Messages from a Jewish Grandmother to her Granddaughter
Happy Friday Bunchkie.
The world seemed to move slower when I was your age.
While this may or may not be true; it is certainly my perception. The days seemed longer…the summers forever. The neighborhoods safer. We walked to school unattended and played safely outside until we were called home for dinner.
Now this does not mean to say the world was actually safer. We had our share of major world events, kidnappers, and pedophiles. We just were not bombarded immediately with these events as there was no internet. The nightly news at 6pm was when you might find out what had happened that day, or more likely the day before.
I am a baby boomer; a generation born after World War II. Until the millennials we were the largest generation in United States history, and we made many mistakes, just as all generations have and will continue to. Our impact on the environment will define the rest of our lives, and likely that of yours and your childrens. Be thankful for the likes of Greta Thurnberg, and follow her lead to make the world inhabitable environmentally. It is never too early to grasp knowledge and change the world. Support and elect officials who make our environment a priority.
Three events stand out in my mind that created fear for me.
Skipping home on November 23rd, 1963 I was greeted by a very somber Christine. She was a beautiful woman who cared for me from a young age, and I loved her as much as anyone. She had tears in her brown eyes and grabbed me and held me to her large bosom sobbing while telling me President Kennedy had been shot…assasinated…and was gone. I was eleven, and this was the first president I “knew. He was a Democrat, and I knew my parents had been happy he had won.

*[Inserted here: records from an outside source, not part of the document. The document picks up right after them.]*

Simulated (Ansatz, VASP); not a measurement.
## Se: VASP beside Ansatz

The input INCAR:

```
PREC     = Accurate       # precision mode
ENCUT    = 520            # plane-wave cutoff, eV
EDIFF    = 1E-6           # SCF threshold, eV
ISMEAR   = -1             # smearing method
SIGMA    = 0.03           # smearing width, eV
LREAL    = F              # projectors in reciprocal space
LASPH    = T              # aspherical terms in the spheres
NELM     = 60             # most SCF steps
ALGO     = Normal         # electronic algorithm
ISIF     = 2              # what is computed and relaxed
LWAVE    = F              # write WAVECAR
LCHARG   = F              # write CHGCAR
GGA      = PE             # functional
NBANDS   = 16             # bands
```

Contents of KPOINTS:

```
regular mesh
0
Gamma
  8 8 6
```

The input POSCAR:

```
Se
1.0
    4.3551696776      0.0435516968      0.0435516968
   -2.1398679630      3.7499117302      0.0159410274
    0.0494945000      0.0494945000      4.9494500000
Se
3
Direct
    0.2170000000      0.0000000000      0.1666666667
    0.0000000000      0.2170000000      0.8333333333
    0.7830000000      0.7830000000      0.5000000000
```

Unlike today; there was no immediate backlash of evil responses, although through the the days and years following they have been made available. By the way Charlotte… the Kennedy assasination gave birth to my first experience with conspiracy theories and the world is filled with theories concerning the assasination to this day. The papers have still not been released in their entirety 58 years later.
There would be another major assasination five years later, although it seemed a lifetime later, when Martin Luther King Jr was killed. I was too old to be taken care of by Christine at this time, yet I remember my mother calling her from our yellow rotary dial land line phone hung on the kitchen wall and sobbing with her. A great man, a reverend had been killed. This event would set off a string of racial events for years to come, and a new vat of conspiracy theories. Color me ignorant Charlotte; but this is the first time I realized the color of our skin was such a defining feature to our existence. I knew nothing of people sitting on the back of the bus, people not using the same water fountains, or going to the same schools. I knew Christine was my other mom. She took care of me. She cooked my meals and read to me. She disciplined me, and she worked for my parents who she loved, and they loved her. They appreciated her. She and her husband Choice were family. There was never mention of being different because of black or brown skin, and I wonder if there should have been. I know now there should have been, and I wish I could go back and ask her questions about her growing up, and not just having her teach me how to scramble an egg, sew on a button, or iron a shirt.
Always ask the questions Bunchkie…always…because there will come a day when it will be too late…and unless the USA changes its educational systems you may never learn History.
And perhaps my biggest fear was set off a year before President Kennedy was assasinated.
The Cuban Missile Crisis. A one month and 4 day confrontation between the Soviet Union(Russia) and the United States. I was scared; the world was scared.. We had air raid warnings and still hid under our desks in school. I can still hear the sounds of those warnings as we practiced for what could be a nuclear war.. This event gave rise to a short story I wrote in my forties: “The Girl in the Maytag”. Thank you again Christine for finding me downstairs trying to hide in the dryer from the sounds of the sirens, testing our and my capacity to gain safety should we be attacked. A school desk and a dryer I assure you I know now would be no protection against a nuclear missile…I am happy I thought it would back then.
I am unsure how my peers felt about these events. I do not think we discussed them. Not in school because we were too young? Because learning cursive was more important? Because Jack and Jill were gender and racially biased? Because saying the Lord’s prayer and pledging allegiance to the flag would save me? Us? That is fodder for another story…Because girls wore dresses and boys wore pants…
The events were not discussed in my house over family dinners…and again; we had no internet with the ability to see events in real time.
So Bunchkie…my advice: Know your Histories…learn from our mistakes…History does repeat itself. Perhaps that is a Human characteristic, or perhaps it is the lack of acknowledging the events that went before us to create the present. I will always think things can and must be changed for the better of the existence of the one…and the all. Seek out the people who will help you make the world better. Be the person who will work to make the world better. I am counting on you.